As one who has taken an oath to uphold the Constitution and laws
of this State I certainly do not intend to countenance or reward those
who would defy them.

Violence, such as we have witnessed in Maryland in recent days,
produces it own tragic answer. The innocent have suffered irreparable
loss and no wrong has been corrected.

There are peaceful, constructive means available to us if we join
together to pursue them. But in beginning such an effort we must
reaffirm our allegiance to only lawful means and reassert our support
of only lawful control and command. This, I believe, is the hope —
and the determination — of the overwhelming majority of Maryland's
citizens, black and white. I hope that leaders of the Negro community
that I met with are willing to dedicate themselves to such an ex-
clusively lawful effort. I hope that others will come forward, who
have and can share that dedication with me. I will work with them.
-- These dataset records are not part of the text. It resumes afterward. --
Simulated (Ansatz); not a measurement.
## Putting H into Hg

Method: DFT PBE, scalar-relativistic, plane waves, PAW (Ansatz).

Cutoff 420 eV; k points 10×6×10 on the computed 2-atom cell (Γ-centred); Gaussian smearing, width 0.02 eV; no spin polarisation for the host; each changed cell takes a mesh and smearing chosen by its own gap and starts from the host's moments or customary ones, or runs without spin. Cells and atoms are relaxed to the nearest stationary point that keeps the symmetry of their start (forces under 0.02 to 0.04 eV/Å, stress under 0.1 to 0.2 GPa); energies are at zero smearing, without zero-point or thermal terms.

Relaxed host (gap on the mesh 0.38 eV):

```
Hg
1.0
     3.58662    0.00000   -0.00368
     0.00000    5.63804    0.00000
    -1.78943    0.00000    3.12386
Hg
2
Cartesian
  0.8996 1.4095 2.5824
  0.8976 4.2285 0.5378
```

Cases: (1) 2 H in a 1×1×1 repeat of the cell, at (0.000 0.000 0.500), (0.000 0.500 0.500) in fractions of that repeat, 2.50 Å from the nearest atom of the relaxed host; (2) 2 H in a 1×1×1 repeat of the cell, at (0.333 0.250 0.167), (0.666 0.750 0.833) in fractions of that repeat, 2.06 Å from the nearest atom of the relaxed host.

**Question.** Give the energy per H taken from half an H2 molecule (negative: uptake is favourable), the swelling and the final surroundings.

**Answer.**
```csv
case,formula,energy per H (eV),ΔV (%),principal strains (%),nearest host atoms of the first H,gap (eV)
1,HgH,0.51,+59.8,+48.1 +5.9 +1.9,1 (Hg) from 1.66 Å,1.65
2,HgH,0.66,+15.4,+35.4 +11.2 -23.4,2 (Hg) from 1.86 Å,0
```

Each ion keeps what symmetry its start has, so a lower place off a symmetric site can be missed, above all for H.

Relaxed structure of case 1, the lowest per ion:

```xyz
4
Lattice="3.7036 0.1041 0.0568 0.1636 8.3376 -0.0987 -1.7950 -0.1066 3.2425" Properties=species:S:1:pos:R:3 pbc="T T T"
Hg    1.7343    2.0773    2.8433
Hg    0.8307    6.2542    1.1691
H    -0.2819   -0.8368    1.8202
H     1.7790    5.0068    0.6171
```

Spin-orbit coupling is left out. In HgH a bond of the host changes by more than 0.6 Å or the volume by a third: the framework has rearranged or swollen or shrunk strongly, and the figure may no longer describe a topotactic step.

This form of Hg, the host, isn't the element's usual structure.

Finally, I hold no rancor from the criticism and invective heaped
upon me. The moment has come to move ahead. We cannot afford
the luxury of idle debate. Present problems are too many and too
complex. We must press for progress. Therefore, I do not intend to
enter into further futile controversy by continuing to comment on
this subject.

We have infinitely more important work to do and positive plans
to prepare — plans outside the ken of the preachers of violence. All
week, contrary to what you have assumed, I have been taking steps
to reestablish communication with those who will work exclusively
within the law.

I look forward to the response, to resuming the dialogue and to
getting down to work.

In closing, let me repeat what I said last week to those who stayed
to hear it.

Let us begin to rebuild now — to rebuild our City and to rebuild
the image of Baltimore. Let us work together — not as black and
white — but as responsible citizens of Maryland who uphold the law;
as concerned citizens who are united in their dedication to eliminate
prejudice and poverty or any conditions which create hopelessness
and despair.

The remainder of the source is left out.